The fact that they are the only alternative to the lacklustre mob presently in power is not attractive at all.
Let’s face it: the record of successive Labor and Liberal governments on anything to do with technology has been woeful. If it wasn’t so serious, it would
be farcical. Witness the present Minister for Communications, Richard Alston’s
pronunciations on virtually anything to do with telecommunications, the ABC,
Pay TV, free-to-air TV and Digital TV, data-casting, Internet gambling or whatever and you have to wonder who is advising him. But the really sad part about
the nonsense he spouts for most of the time is that there is apparently no-one in
Parliament who can step up and say, “What a load of rubbish!”
As to Mr Beasley’s wish to double Australia’s research & development by 2010,
let’s hope he’s not proposing a return to the old 150% R&D grants. We’ve been
there and done that. Even if the Labor Party is genuine about it, you can depend
on the Australian Taxation Office and the “devil in the detail” of the resulting
law to rip back most of the benefits. Several years into the program, the ATO will
subsequently back assess companies and tell them “that they didn’t qualify after
all and they now need to pay huge back taxes”. It happened to Silicon Chip Publi
cations Pty Ltd and I dare say it happened to many other companies.
No, if any company wants to develop new products or services, it had better
do it without the expectation of Government assistance. That way, there will be
no need to meet arbitrary and stultifying bureaucratic guidelines and no need to
wait forever for assistance or grants that might or might not eventuate. It is far
better to get in and do it while the opportunity exists.
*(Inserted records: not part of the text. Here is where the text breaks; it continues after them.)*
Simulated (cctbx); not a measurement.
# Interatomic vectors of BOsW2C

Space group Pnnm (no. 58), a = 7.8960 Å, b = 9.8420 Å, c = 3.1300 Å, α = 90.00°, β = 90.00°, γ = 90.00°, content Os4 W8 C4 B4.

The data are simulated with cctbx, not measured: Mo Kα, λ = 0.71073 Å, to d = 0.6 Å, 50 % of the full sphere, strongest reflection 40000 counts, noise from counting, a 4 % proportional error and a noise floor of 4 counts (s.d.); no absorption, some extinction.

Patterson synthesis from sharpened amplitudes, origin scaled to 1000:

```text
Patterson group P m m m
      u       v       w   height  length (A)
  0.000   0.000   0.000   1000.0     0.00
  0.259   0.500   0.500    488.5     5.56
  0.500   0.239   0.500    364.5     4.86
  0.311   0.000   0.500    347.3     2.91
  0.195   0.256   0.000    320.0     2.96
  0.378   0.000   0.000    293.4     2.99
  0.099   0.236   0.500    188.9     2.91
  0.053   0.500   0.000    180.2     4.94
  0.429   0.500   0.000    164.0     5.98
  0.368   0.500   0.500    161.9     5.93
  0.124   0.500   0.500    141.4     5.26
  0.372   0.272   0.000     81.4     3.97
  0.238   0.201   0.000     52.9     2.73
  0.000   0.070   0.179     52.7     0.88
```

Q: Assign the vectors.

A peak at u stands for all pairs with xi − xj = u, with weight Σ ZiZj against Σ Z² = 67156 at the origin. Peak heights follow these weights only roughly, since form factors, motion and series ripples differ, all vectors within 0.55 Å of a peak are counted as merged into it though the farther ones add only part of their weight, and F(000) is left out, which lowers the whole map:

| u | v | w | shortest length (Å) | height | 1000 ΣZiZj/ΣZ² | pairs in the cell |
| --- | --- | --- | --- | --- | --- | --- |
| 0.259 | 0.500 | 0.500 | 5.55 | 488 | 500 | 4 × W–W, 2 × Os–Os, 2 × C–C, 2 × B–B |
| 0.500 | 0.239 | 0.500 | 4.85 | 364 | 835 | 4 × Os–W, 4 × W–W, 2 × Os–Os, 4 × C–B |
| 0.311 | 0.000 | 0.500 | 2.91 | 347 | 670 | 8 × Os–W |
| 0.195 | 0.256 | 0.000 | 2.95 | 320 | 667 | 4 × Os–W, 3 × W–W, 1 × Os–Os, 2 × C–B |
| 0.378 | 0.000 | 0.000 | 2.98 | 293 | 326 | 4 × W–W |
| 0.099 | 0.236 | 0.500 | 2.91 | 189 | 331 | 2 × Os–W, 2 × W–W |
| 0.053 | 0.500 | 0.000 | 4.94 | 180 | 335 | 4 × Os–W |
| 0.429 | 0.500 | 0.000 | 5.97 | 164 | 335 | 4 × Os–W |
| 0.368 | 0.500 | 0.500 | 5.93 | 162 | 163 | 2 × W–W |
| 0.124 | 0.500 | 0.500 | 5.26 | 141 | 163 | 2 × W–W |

There are lots of Australian companies which are successfully developing
and producing products and services for local use and export. Let us wish them
Godspeed in their efforts. But let them do it without any government assistance
or interference.
If the Labour Party really wants to do something to help Australian industry do
better in IT and electronics manufacture, there’s no need to think about any form
of financial assistance. It can do it simply by getting rid of unnecessary legislation
and regulation. A particular example: get rid of the need for EMC (Electromagnetic
Compatibility) testing and C-tick registration for all electronic products sold in
this country. EMC regulations have not resulted in any apparent improvement
in most electronic products sold in this country and many of those with C-ticks
radiate more interference than ever.
Not only that, the present lack of enforcement of EMC standards is unfair to
those Australian companies which do everything by the book and produce products which fully comply.
Worse, the cost of EMC testing stops many small Australian companies from
ever developing products they can sell locally - they will never get to the stage
where they can export.
If the Liberal Party feel like improving their chances of winning the next election, they are free to take up the idea, as well. They might even get my vote. And
can we have a replacement for Richard Alston?